The demise of Netbooks – what are the implications?

I read a post from The Guardian yesterday entitled ‘Sayonara Netbooks: Asus (and the rest) won’t make any more in 2013‘. I know that the iPad has had a profound effect on the computing market and we probably all should have seen this coming. Looking at the stats of US sales presented in the article, I can see why manufacturers have decided to cease production and perhaps put their focus into the tablet market. For schools however, this decision has major implications for those who had chosen to run 1:1 programs with Netbooks as a cheaper option compared to running with full priced PCs or Macs.

At my school, we have netbooks in our K -4 classrooms on a 2:1 basis. Obviously, the demise of Netbooks is going to have implications for the program we are running. While I have already been thinking that tablets are a more user friendly option in Junior classrooms, the management of these devices leaves a lot to be desired. We have a class set of iPads in our Senior School, and Natalie, one of our Library Technicians manages them. It’s no easy task. The recent Volume Licensing agreement that now applies here in Australia has made things easier, but you still need to be adding and synchronising apps across multiple devices and updating apps and the operating system whenever new updates arrive. It’s time consuming and requires someone with a dedicated eye on it. Classroom teachers have enough on their plates and really don’t have time for the management of devices like this. There’s no doubt that tablets are designed as personal devices and not as shared ones.

I’m interested in taking a look at the Microsoft Surface, especially considering the fact that it has a USB and SD card ports. A device that enables easy transfer of whatever has been created on it is a lot easier than the current iPad set up that requires you to use cloud services or to email a finished product to another computing device for access. Looking at it’s price point (Windows 8 Pro will cost $US899 for a version with 64 gigabytes of memory, and $US999 for a 128-gigabyte model. Read more: makes it a very pricey option, coming in close to the price of Macbook Air at $1099.

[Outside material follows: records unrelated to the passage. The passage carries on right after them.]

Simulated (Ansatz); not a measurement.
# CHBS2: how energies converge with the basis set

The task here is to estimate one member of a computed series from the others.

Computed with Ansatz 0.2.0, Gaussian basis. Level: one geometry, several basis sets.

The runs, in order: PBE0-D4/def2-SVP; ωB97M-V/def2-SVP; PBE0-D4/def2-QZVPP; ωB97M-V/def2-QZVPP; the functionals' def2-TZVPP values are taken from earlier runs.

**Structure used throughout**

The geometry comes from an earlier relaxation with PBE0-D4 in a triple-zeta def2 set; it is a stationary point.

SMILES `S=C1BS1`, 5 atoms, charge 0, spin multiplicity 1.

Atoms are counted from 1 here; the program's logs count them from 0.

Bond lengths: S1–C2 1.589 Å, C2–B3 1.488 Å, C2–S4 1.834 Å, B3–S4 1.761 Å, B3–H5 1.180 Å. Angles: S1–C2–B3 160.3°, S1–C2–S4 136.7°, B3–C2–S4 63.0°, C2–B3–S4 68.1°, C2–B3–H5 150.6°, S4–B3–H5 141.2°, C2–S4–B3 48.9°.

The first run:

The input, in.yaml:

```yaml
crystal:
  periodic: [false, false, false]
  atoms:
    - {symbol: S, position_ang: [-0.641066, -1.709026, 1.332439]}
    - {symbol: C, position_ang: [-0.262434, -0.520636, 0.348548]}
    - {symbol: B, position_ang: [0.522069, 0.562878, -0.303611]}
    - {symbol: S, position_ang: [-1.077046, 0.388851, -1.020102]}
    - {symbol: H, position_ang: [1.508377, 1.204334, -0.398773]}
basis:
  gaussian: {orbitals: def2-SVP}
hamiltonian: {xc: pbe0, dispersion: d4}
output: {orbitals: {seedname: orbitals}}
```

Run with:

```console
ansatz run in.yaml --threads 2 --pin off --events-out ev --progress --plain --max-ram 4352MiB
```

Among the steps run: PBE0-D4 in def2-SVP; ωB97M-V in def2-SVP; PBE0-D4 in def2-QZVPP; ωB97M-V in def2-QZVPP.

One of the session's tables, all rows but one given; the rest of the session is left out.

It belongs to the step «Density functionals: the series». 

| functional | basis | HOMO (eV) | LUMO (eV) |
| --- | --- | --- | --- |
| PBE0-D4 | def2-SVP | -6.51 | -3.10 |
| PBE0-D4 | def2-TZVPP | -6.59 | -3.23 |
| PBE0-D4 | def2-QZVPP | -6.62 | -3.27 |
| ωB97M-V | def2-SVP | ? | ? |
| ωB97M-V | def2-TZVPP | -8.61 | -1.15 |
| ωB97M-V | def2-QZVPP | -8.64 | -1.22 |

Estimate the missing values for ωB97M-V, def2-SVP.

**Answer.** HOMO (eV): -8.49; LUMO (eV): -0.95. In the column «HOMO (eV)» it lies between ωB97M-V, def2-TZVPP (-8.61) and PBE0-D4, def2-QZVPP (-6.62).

I don’t think we’ll be needing to be making any decisions until later this year, so I’m hoping to see further developments in the Tablet market that might make them more user friendly both with price points and as a shared device, but I’m not pinning too many hopes on that. Maybe I’m wrong in my assessment of tablets as shared devices being problematic. If there are schools out there finding this an easy process, I’d like to hear from you and find out what you’re doing that might make our management of these devices easier.